Tech leaders know there’s no shortage of project management systems, processes and programs out there—so many that a newcomer to the tech field can feel overwhelmed. While a new tech leader can use trial and error to eventually work through all the pros and cons of systems and processes and pin down what’s right for their organization, a smoother, faster path would be to turn to experienced tech leaders for their insights.
Members of Forbes Technology Council were asked to share the #topprojectmanagementtips new tech leaders should remember:
☆ Know that modern project management tools are much more collaborative
Project management is not what it used to be. Remember the old PMI? The principles are still useful, but today teams are empowered with agile delivery that’s iterative and client-centric. For these reasons, modern tools have way more collaboration in them. Think of Atlassian, Slack, Monday.com, Asana, etc.
☆ Automate tedious tasks
Small steps—such as reassigning a project or flagging it for review—can start to eat away at your productivity. With the right project management tools, the simple stuff is handled for you. Take robotic process automation, for example. By automating level-zero tasks with RPA, you will have more time to focus on the most important components of any given project.
☆ Realize that one size does not fit all
There is only one universal truth: One size does not fit all! It is key to know the team well and know what stakeholders’ needs, motivations and challenges are. Trying to make the team and stakeholders fit into existing project management tools and processes is the opposite of what you should be doing. Listen, observe and adapt your leadership strategy to bring out the best in your team.
☆ Look for easy information-sharing features
Information sharing and having a single reliable system of record where everyone can share up-to-date information are key. Make sure that when projects are delayed you are transparent about it as soon as possible.
☆ Assign each task a priority
You’ll always have more on your plate than you can finish—especially if you are working in a startup environment. If you randomly pick up tasks you’ll end up spending resources on something that will rarely be used while projects with a better ROI are kept waiting in the queue. As a bonus, the prioritizing process helps you understand on a broader level what impacts the bottom line.
☆ Remember that project management is all about people
Remember that project management is not about the project or the work—it’s about the people. Communicating effectively to ensure everyone understands the vision, identifies the right steps to take and coordinates their daily work is the most important part of an effective project. So focus first on the individuals who comprise the team, followed by the nuts and bolts of the project.

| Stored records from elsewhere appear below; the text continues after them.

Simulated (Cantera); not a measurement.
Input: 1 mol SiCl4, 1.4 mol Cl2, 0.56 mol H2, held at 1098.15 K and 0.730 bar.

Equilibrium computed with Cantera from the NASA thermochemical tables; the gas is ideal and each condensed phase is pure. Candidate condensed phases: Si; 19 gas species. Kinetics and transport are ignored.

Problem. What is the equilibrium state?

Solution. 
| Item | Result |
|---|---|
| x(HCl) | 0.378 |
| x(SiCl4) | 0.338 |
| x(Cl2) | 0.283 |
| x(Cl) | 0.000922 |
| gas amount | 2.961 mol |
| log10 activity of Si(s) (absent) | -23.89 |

☆ Understand what your organization is capable of
Especially for tech projects, there are three main categories/styles of execution: waterfall, agile and continuous delivery (Kanban). It’s important to understand what your organization is capable of. Getting everyone on the same page on the culture and style you choose and ensuring they understand the expectations required to deliver in that PM method is most important.
☆ Set clear expectations
It is critical to communicate clearly with your colleagues when starting a new project. This allows for the project to flow smoothly since everybody involved will have a good understanding of expected outcomes, project stages and potential issues. In addition, you also need to be able to prioritize initiatives at different stages to ensure the project is on schedule to achieve the desired outcome.
☆ Go back to the basics
Successful project management focuses on mitigating risk, managing the budget, tracking the schedule and closing decisions and actions. This cuts down on the “noise” and keeps the project manager and the project team focused on what truly matters: delivering the project on time, on budget and with full scope.
☆ Don’t skip the retrospectives
A technique that is often skipped in project management is running a so-called retrospective meeting once a big project is over. This is an effective method to analyze and find better, more efficient ways to work with your team, approach tasks, make reviews and become more prepared for your next project.
☆ Stay in communication and be available
Stay in touch and up to date as much as possible. This is especially important in the age of remote work, when we might have difficulties reaching out and connecting. Being available as much as possible, as well as being able to sync with your tech team at any given time, will ensure that your project runs smoothly no matter the breaches in communication.
☆ Hold weekly meetings
Weekly meetings are absolutely essential to project management. You have to make sure everyone is on the same page if you want to ensure a smooth ride to the finish line. Assign your team tasks and get weekly updates so you can see where everyone stands and make adjustments as needed.
☆ Learn how to manage up
The most effective people are experts at continuous prioritization. New tech leaders need to learn how to manage up and, most essentially, constantly communicate their priorities to their manager. Successful people are rarely superhuman; instead, they’ve worked hard to develop a good sense of scope, scope creep and strategic prioritization.
☆ Maintain a single source of information
Make sure all your departments are sharing a single source of information. For example, if engineering is set to release on X date, marketing should be aware of this from reading the engineering briefs. Try not to have different documents containing the same information spread across various departments. Instead, create a project management wiki that all departments can access easily.